Rackspace outage persists with no immediate plans to restore service

As an outage of email services provided by Rackspace Technology Inc. stretched through a fourth day Monday, customers had questions but the San Antonio company wasn’t offering many answers.

That left some to fend for themselves as they looked for alternative ways to communicate with clients and conduct business. Others complained of spending hours on hold waiting for customer service and the difficulty of migrating accounts to alternative platforms without support.

That’s what Bandera business owner Stephanie Atkinson did after she and her husband realized on Friday their email systems weren’t working. She spent the weekend switching their business accounts to GoDaddy.

“Monday, I’m working, but not thanks to Rackspace — thanks to myself,” said Atkinson, who runs a technology market research firm. Her husband operates a helicopter business.

Rackspace told customers early Friday that it was having issues with its hosted Microsoft Exchange platform, which provides email services. By Friday night, it had attributed the problem, which it called a “significant failure,” to an unidentified security incident. On Sunday, it said there were no immediate plans to restore the service.

Earlier story: Rackspace blames ‘security incident’ for outage that’s taken out email services for customers

Instead, the company is advising customers to move to a competitor’s service for email services — cloud-based Microsoft 365 — which it said it’s providing for free. On Sunday, it said that at least 1,000 employees were working to address customer questions and take calls for support in migrating accounts.

Rackspace did not respond to questions Monday about the nature of the security incident, the number of customers affected or when the service might resume. The company also declined to make an executive available for an interview about the situation, instead directing a reporter to its website, where it is posting updates.

“We have successfully restored email services to thousands of customers on Microsoft 365 and continue to make progress on restoring email service to every affected customer,” the company said Monday morning. “At this time, moving to Microsoft 365 is the best solution.”

Rackspace stock plunged more than 15 percent Monday to close at $4.10 per share.

Irate customers

On social media, irate customers continued blasting the company. Some complained of hours spent on hold with customer service and difficulty switching to Microsoft 365 without support.

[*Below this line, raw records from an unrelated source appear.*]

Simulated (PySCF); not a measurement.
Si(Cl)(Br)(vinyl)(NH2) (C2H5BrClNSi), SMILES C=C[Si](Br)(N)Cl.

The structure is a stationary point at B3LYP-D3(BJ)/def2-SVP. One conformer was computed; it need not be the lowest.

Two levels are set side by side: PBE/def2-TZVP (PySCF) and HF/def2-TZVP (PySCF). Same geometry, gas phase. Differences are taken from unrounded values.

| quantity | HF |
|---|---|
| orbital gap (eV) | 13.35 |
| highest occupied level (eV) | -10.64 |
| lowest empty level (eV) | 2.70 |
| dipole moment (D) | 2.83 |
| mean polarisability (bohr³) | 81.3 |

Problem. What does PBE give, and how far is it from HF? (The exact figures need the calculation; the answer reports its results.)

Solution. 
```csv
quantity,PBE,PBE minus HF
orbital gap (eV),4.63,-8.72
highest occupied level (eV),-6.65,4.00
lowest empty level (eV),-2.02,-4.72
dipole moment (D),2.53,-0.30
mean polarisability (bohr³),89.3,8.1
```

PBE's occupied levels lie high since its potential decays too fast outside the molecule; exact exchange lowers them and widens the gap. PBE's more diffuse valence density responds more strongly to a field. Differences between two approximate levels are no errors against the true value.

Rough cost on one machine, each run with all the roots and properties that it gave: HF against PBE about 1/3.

Atkinson, the Bandera businesswoman, said she and her husband are longtime Rackspace customers and hadn’t had previous problems. She said Monday she had not canceled the service because she hopes to access her old emails when the service is restored. If their recovery won’t be possible, she said, she’s “done with Rackspace.”

“It’s been a horrible thing,” Atkinson said. “They serve a lot of small businesses around the globe and not everyone’s as tech-savvy as me.”

Glen Phillips, a Californian whose business is managing musical artists, said he, too, spent hours this weekend trying to figure out how to access his emails.

“This whole thing is just ridiculous,” he said.

At one point, after being on hold for four hours waiting for customer service, Phillips said his call was simply disconnected.

“It’s the unknown factor,” he said of concerns about his business. “It’s the fact that people were trying to get ahold of me and couldn’t do that, and then you have to make them aware of the disruption.”

Phillips eventually made progress and talked to a Rackspace representative Monday morning who assured him his emails will not be lost.

“I just want to get those emails back,” he said.

Not uncommon

Some small and medium-sized business owners are struggling because they don’t have information technology staff and don’t understand how to migrate their accounts to Microsoft 365, said Bryan Hornung, CEO of Marlton, New Jersey-based Xact IT Solutions.

More on Rackspace: ‘Confident in our strategy’: Rackspace CEO optimistic for success of company’s reorganization

“The frustration is very high,” he said in a LinkedIn video.

Such security incidents are not uncommon, Hornung said.

“We see these third-party cloud providers being attacked all the time,” he said.

In a Medium blog post, security researcher Kevin Beaumont said the problems could be caused by a threat actor exploiting known vulnerabilities in Microsoft, including those known as ProxyNotShell.

“I expect continued attacks on organisations via Microsoft Exchange through 2023,” he wrote.

Rackspace said Sunday it was working both internally and with “outside experts to determine the full scope and impact of the issue.” It also said it said it expected the recovery work “may take several days.”

Rackspace struggles

Rackspace has a long history in the San Antonio area, where it remains the biggest tech company.

It was founded in 1998 by Trinity University students and originally hosted websites for customers. Known as Rackspace Hosting Inc., it first went public in 2008, which was also around when it turned the former Windsor Park Mall into its headquarters.

Rackspace later changed its business model amid competition from deep-pocketed companies such as Amazon, Microsoft and Google, which had caused its market value to plummet. It began increasing its focus on providing cloud-based services — including through partnerships with its competitors.

In 2016, New York-based Apollo Global Management took the company private in a $4.3 billion deal. It has since acquired multiple businesses, including Onica, a cloud services and management company, and Datapipe, a managed services provider for public and private cloud customers.

Apollo took the company public again in 2020 but its performance has been lackluster. Though revenue has risen, its last profitable quarter was in early 2019.

In recent years Rackspace has cut hundreds of jobs, including in 2021 when it laid off about 700 employees, or 10 percent of its global workforce. The company said the bulk of the slashed jobs would be filled at its offshore customer service centers.

Earlier this year, Rackspace said it was planning a reorganization aimed at boosting profitability by splitting the company into separate business units providing public and private clouds.

In late September, the company named a new CEO to oversee the reorganization. President and Chief Financial Officer Amar Maletira replaced Kevin Jones as CEO, while Jones moved to a position with Apollo, Rackspace’s largest shareholder.

The company also announced it was leaving its longtime headquarters and downsizing its office space.

The company will move into 75,000 to 90,000 square feet of space at an office building just north of Loop 1604 along U.S. 281 near Stone Oak next year. Its current headquarters encompasses about 1.2 million square feet.

Last month, Maletira said Rackspace was making “good progress” on the reorganization, which is set to roll out in January.